It is my belief that there are “absolutes” in our Bill of Rights, and that they were put there on purpose by men who knew what words meant, and meant their prohibitions to be “absolutes.” Supreme Court Associate Justice Hugo Black
“Congress shall make no law respecting an establishment of religion, or prohibiting the free exercise thereof…” Constitution – If you need a citation to believe me, I will bludgeon you to severe injury with a copy.
DC Skeptics has tried to avoid writing about the now-approved Muslim Center in Lower Manhattan. Your editors are bored by foux controversies and the general silliness that we describe as cable news topics. As the blog’s gone on over the months, without one of us becoming an apologist blogger, we’ve come out with an unspoken rule of two exceptions to the ignoring-silly-controversies rule: 1) when these controversies get really loud 2) and/or are especially stupid/dangerous.
The mosque controversy is now all of these things. Hooray! It’s dominating headlines. You can’t go a day without a national figure chiming in. It’s stupid. The half-assed logic against the mosque is ridiculous. It honestly boggles your editors’ minds. We knew it was going to make waves, as a full fifth of our graceless country believes our president wasn’t born in the US. Because he has a funny name and has lived abroad and may be black or mixed or whatever, against all evidence to the contrary. But it’s gone beyond making waves to tsunamis. It’s dangerous. There is, honest, talk of a crusade against this one mosque. And without further ado, we’ll get to it.
It’s about principles. The detractors of the mosque believe in collective guilt. Muslim-Americans should be respectful of what other Muslims did to “Americans” and step carefully around the “hallowed” grounds of 9/11. (Does this include Stoneycreek Township, PA? Can most Americans make that connection? Or is it only the numbers that matter to them?) This leads to the second assumption of detractors: The 9/11 hijackers represented Islam and not a fanatical fringe. The detractors tidily overlook that many American Muslims died in the 9/11 attacks.
Guilt by association is absurd. Do we associate all Germans with warmongering because of WWI and WWII? Or all Catholics with the pedophilia performed by a minority in the priesthood? No we don’t, because such extensions are impossible with communities as vast as German nationals, Catholics, or Muslims. What the average Catholic feels towards pedophilia is impossible to pin to a minority of abuses. Some priests desired actions of pedophilia, can you correlate that to all priests who take a vow of celibacy? What the average Muslim feels towards global jihad is impossible to pin on 19 men who threatened their lives by destroying the largest buildings in their community. (Inspiration from Talking Philosophy).

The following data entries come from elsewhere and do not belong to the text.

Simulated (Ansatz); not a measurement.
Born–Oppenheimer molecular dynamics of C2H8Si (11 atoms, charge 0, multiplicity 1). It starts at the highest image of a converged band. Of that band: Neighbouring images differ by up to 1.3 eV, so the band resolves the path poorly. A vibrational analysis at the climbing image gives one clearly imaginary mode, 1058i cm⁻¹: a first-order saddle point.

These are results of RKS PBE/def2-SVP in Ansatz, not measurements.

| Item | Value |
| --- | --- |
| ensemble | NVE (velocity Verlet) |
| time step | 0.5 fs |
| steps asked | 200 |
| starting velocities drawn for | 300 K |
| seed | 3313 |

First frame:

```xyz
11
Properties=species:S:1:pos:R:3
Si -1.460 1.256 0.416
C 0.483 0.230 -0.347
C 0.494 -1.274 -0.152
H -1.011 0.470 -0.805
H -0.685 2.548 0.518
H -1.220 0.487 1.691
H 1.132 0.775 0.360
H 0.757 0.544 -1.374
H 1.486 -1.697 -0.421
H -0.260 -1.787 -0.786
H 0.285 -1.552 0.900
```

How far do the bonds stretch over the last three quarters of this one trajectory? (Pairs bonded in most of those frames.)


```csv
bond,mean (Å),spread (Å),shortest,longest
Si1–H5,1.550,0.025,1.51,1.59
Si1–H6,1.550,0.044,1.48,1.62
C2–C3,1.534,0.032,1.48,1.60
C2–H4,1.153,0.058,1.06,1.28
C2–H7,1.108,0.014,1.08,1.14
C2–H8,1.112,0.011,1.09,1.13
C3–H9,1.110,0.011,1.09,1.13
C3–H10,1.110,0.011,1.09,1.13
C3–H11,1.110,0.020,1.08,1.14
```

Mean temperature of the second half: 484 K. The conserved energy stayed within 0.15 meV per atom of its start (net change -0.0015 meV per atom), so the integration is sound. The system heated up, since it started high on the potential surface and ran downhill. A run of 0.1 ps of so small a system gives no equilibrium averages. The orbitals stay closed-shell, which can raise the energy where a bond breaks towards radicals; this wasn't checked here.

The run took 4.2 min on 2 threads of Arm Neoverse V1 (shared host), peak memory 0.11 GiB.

If you acknowledge that it’s probable Muslim-Americans had no association with the hijackers, besides an umbrella belief in worship of Allah, you begin to see vast differences in communities. I am very willing to believe most Muslim-Americans do not support global jihad against Americans, as they are Americans.
But a central tenant of Islam is war, so your argument is fallacious. Citation. Islam is not monolithic. We just went over the unrealistic nature of collective guilt, and here’s a direct example. The Muslim coordinator of the Lower Manhattan mosque, Imam Feissal Abdul Rauf, has written a book literally titled “What’s Right with Islam is What’s Right with America.” Disclaimer: I haven’t read it yet, but I’m going to. If Muslim-Americans are like Imam Feissal Abdul Rauf and do not wish harm upon non-believing Americans or their practitioners, then their right to practice is absolute.
But it’s on hallowed ground! No the site”s two blocks away and the Trinity Wall Street Church is almost as close. If it’s hallowed ground, are we talking just for Christians? But Christianity wasn’t attacked on 9/11, Americans were: Muslim-Americans, Hindu-Americans, atheists, Christians, maybe even Scientologists, etc, died in the attacks. Are they all Christians now in the minds of these “Remember 9/11” types?
1) The Anti-Mosque, Anti-Islam Crowd
Ah, the “We’ll build a mosque in Ground Zero when we can build a synagogue/church in Mecca” crowd. Some see it as a religious war, like this Facebook group Rosary to Halt Construction of NYC Mosque, which bizarrely calls upon Americans to pray against the mosque like Christians did against the Turks at the Battle of Lepanto WAY back when … in 1571. Asking for a religious war is the only way to take this.
These people bizarrely correlate Muslims as a state polity. I’m sure the Saud family would take issue with the belief being Muslim let’s you have a claim on how Mecca is run. I’m sure the Pope would have something to say about my proposal for mandating casual Fridays in the Vatican.
This sentence has no basis in American law: “You can build a mosque” ignores private property rights. You – presumably American girl-citizen holding sign – cannot tell another citizen what they cannot build, unless you own the property. You do not and the developers had a different, totally legal, opinion on what to do with their land.
2) The “Location Is Bad” Crowd
“Hey you can build your mosques, just not there because it’s offensive and hurts the families who lost loved ones.” This to me is the most bizarre, because they seek to isolate the emotional argument against the legal arguments and still lump “the Muslims” together. American-Muslims had no part in the attack and suffered to. How is it insensitive for them to build a center of worship? It’s 2 blocks away from Ground Zero. How long is the Hallowed radius? Thankfully, the legal system is independent from the legislatures and executives at all levels of government, precisely because the law is intended to be above the emotions of majorities. Prominent politicians in this category include: the GOP, Senate Majority Leader Harry Reid.
3) They Have the Freedom, But… Crowd
Barack Obama, Nancy Pelosi. These are the worst in my opinion. They know the legal and moral underpinnings of our democracy call for the building of this mosque, but cannot bring themselves to support it fully, because of potential political retribution.
4) The Free Property, Free Religion Crowd
Your editors fall in this category. I laid out my reasons, I won’t repeat them. Independent Mayor Michael Bloomberg is a supporter.
An intriguing case is Republican NJ Governor Chris Christie, who says this isn’t a political matter. I don’t know if he explicitly supports the mosque, but he’s right. And that’s why it should be built.